The network sharing market in India got hotter today as Etisalat and Reliance Communications Ltd. announced an infrastructure sharing deal worth $2.2 billion. (See Reliance, Etisalat Share Towers.)
The companies claim it's the largest agreement of its kind in the country.
Etisalat DB, an Indian joint venture in which Etisalat holds a 49 percent stake, will use Reliance's towers and transmission infrastructure to roll out its new mobile network. Etisalat DB has licenses in 15 of India's 22 circles (service areas). (See A Guide to India's Telecom Market.)
For Reliance, the 10-year deal is worth $2.2 billion, according to the joint press release issued today.
In the world's fastest growing mobile market, new entrants are looking to speed network deployments and cut costs. And one way to achieve both is to use another operator's infrastructure, such as cell site towers. (See India Extends Network Sharing Rules, Indian Operators in Sharing Mood, and IndiaWatch: Towering Investments.)
India added 11.6 million wireless subscribers in the month of May, bringing the total to just more than 415 million, according to the Telecom Regulatory Authority of India (TRAI) . In April, 11.9 million subscribers were added in the country.

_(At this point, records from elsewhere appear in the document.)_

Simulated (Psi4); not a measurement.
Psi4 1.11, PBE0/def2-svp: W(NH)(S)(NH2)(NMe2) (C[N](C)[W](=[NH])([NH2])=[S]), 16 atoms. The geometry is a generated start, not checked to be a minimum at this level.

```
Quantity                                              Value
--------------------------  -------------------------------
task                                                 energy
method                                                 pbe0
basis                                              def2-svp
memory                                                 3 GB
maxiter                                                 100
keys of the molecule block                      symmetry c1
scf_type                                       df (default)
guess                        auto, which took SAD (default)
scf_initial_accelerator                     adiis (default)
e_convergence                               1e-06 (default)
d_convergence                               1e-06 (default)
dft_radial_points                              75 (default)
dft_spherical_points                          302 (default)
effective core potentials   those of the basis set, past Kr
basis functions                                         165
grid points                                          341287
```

Etisalat DB (which was formerly known as Swan Telecom), is one of six new entrants in India's telecom market that are looking to profit from the surge in mobile growth in the country. (See Telecom Market Spotlight: Middle East, Swan Telecom Renamed, and Swan Buys Some Reach.)
The deal with Reliance may be the largest such sharing arrangement, but it's not the first. Norway's Telenor Group (Nasdaq: TELN) was the latest operator to announce a tower sharing deal earlier this year for its Indian startup, Unitech Wireless. (See Unitech Shares Towers and Telenor Takes Mobile Stake in India.)